# ANFIS for Human Speech DSP

## Course

ECE 595 - Machine Learning

## Group Members

Oliver Bartz\
Jacob Lister

## Project Description

We recreate the ANFIS model seen in the paper using similar data in the MATLAB environment. We input speech with background noise and white noise and train the model to isolate the primary speech sound.

## Relevant Reading

Project based off of the following paper:\
<https://ieeexplore.ieee.org/document/10167890>

## About ANFIS

ANFIS stands for Adaptive-Network-Based Fuzzy Inference System. It is a low-complexity machine learning algorithm that makes use of fuzzy inference rules for determining the output of the model.

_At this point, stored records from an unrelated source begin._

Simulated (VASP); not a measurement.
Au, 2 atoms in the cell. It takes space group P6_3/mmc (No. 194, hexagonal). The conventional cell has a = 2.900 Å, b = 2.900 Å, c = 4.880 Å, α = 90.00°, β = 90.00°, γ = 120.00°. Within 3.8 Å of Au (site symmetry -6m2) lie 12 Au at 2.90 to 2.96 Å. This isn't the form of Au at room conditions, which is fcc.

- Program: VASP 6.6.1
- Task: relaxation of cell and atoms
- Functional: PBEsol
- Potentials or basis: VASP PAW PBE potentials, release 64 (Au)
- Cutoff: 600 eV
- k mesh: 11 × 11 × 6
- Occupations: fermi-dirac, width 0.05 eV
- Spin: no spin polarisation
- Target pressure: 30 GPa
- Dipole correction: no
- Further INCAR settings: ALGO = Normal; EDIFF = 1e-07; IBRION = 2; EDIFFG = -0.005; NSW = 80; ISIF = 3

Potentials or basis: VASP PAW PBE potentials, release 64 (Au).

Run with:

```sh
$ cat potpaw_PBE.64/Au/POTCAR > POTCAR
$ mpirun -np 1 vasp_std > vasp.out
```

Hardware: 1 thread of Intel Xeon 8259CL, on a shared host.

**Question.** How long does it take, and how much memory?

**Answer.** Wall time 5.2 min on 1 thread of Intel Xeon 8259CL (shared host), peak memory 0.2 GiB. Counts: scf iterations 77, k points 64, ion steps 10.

Below is a link to the paper that first proposed ANFIS as a method.\
<https://ieeexplore.ieee.org/document/256541>

## Dataset

Data is a subset of the DARPA TIMT Acoustic-Phoenetic Continuous Speech set, found at the following Kaggle page:\
<https://www.kaggle.com/datasets/mfekadu/darpa-timit-acousticphonetic-continuous-speech>

We extracted 20 random audio files of speakers with different dialectical backgrounds, 10 males and 10 females. Each sample is 2-3 seconds in length and contains one sentence of speech. We then used Audacity to add white noise and background noise found at the following link:\
<https://www.youtube.com/watch?v=xeDsWdc1vgg>

We exported the mixed audio sample and used this as input data for the model.

## Network Structure

The following image represents a standard ANFIS model with two inputs. In this case, n1 represents the sound data with noise included and n2 represents the clean sound data.\
![image.png](attachment:image.png)

## Training Details

After testing and tweaking the training parameters, we have settled on the following approach:
- Train the initial model on the data with only background noise and normal speech (no white noise)
- Tune the model on the data with only white noise and normal speech (no background speech)
- Complete 30 epochs of training
- Include validation data to prevent overfit during tuning
- Train by reducing RMSE

## Testing and Evaluation Methods

Evaluation was a multi-faceted process. Looking at SNR helped provide a quantitative measure of noise removal. Additionally, listening to the filtered audio helped as a "sanity check," ensuring reported numbers matched qualitative observations. We also looked at graphed audio signals and their spectrograms.

### Wiener Filter

To have a performance comparison, we put the same data through a Wiener filter and compared its output to that of the ANFIS model.

### Results

Below is a number of time domain of various signals\
![image.png](attachment:image.png)

### SNR Comparison:

| Signal Type          | SNR (Linear) |
| -------------------- | ------------ |
| Input data (noisy)   | 1.62966      |
| ANFIS filtered data  | 1.71903      |
| Wiener filtered data | 1.61094      |

This tells us that our ANFIS model outperforms the Wiener filter, successfully increasing the SNR of the input data and leading clearer speech recognition for the listener. This also shows that the Wiener filter slightly reduced the quality of the input data, introducing additional noise.\
These conclusions are supported by our qualitative observations when listening to the audio samples.

### Spectrograms:

Below are spectrograms of the various signals shown in the first figure of this section.\
![image-3.png](attachment:image-3.png)\
![image-4.png](attachment:image-4.png)\
![image-5.png](attachment:image-5.png)\
![image-2.png](attachment:image-2.png)

## Discussion and Conclusion

We had noticed once we completed the model that compared to the paper we were referencing, our performance on both the ANFIS model and Wiener filter were far poorer than expected. When comparing our implementation with how the paper described their implementation, we realized that the SNR for our original data (the human speech with the added background and white noise) is much lower than one would expect in almost any kind of communication system. This is what we believe to be the cause of the overall worse performance of the ANFIS model and Wiener filter. Additional work could be done in the future to test the performance of our model at a higher SNR to see if we can match or beat the results of the paper.

Overall, we were able to use the ANFIS model to help remove noise from a speech signal and compare its performance with another method of noise supression being a Wiener filter.